What It's Like To Be A Mom In The #MeToo Era
Hand to heart, I do not know one woman who has not experienced some form of sexual humiliation. Whether it was unwanted expectations or comments about her body, threats to her safety, or actual assault, every female I know has been belittled by the views or actions of someone wielding unhealthy, typically masculine, power over her. And the more I try to breathe into this realization so that I can open up and face it, the deeper into frustration I fall over the devastating consequences of it all.
A dear friend suggested I read Roxane Gay’s It’s Not That Bad, a book of beautifully brutal essays from a variety of voices and gender identities discussing the life-altering effects of unwanted sexual experience. I have been baby-stepping my way through the collection, nodding and sighing uncontrollably. This line from Nora Salem’s essay “The Life Ruiner” hit me squarely in the gut:
Perhaps the most horrifying thing about nonconsensual sex is that, in an instant, it erases you.
Sure, we may look the same on the outside afterward, but we feel completely hollowed out inside, an empty container mindlessly discarded after its contents have been devoured. So we split, we run like hell from our bodies and spirits because facing the shock and pain is unbearable. What was once a childhood temple of pleasure and freedom, allowing us to run, jump, play, explore, and deeply know becomes, in an instant, nothing but a receptacle for our most vicious secret, a painfully shameful memory, plus fear, fear, and more fear.

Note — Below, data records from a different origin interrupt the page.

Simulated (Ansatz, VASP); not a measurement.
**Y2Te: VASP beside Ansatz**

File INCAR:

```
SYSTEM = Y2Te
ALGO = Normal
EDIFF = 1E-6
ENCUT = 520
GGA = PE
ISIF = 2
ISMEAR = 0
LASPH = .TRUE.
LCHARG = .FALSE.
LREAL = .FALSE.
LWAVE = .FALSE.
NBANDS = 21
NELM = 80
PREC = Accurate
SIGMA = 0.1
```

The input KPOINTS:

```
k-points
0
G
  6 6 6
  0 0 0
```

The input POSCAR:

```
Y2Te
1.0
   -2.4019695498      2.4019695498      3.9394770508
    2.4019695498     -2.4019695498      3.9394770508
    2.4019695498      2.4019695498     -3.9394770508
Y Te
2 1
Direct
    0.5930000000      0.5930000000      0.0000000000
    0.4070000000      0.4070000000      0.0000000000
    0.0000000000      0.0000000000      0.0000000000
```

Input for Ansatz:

All of this distancing from our bodies and spirits comes at a price: we leave behind our inner voice, our instincts, rendering us rudderless in a choppy and unforgiving sea of shame.
I remember mine like a movie. I asked him for a ride because I needed to get home. I was already late for curfew and terrified because I was somewhere I wasn’t supposed to be with people my parents didn’t like. The persistent no’s that left my mouth carried no weight, had zero effect. Each word soundless, each movement overpowered. It was as if gravity no longer existed and I had vanished. I remember as my spirit left my body and floated away.
Afterward I felt like a zombie, going through the motions of daily life, having no real connection to anything or anyone. Standing in the shower—a total cliché, I know—letting the water pour over my being yet feeling absolutely nothing, unable to bring my spirit back to me. The only heat I felt bubbled deep within my stomach where the hatred brewed, for him and for what I wrongfully believed was my own stupidity. It was low and it was dark and I can see it so many bodies and faces of the women I pass on the street.
With no spirit to hold me, I was completely ungrounded. I became those weightless, soundless words. So I used anger to anchor myself to the world, to propel myself forward so that I could do the things people expected of me: school, work, basketball, socialize. Acting tough also gave me some protection from the outside world, as well as from the deep despair I was experiencing inside. It went on like this for years.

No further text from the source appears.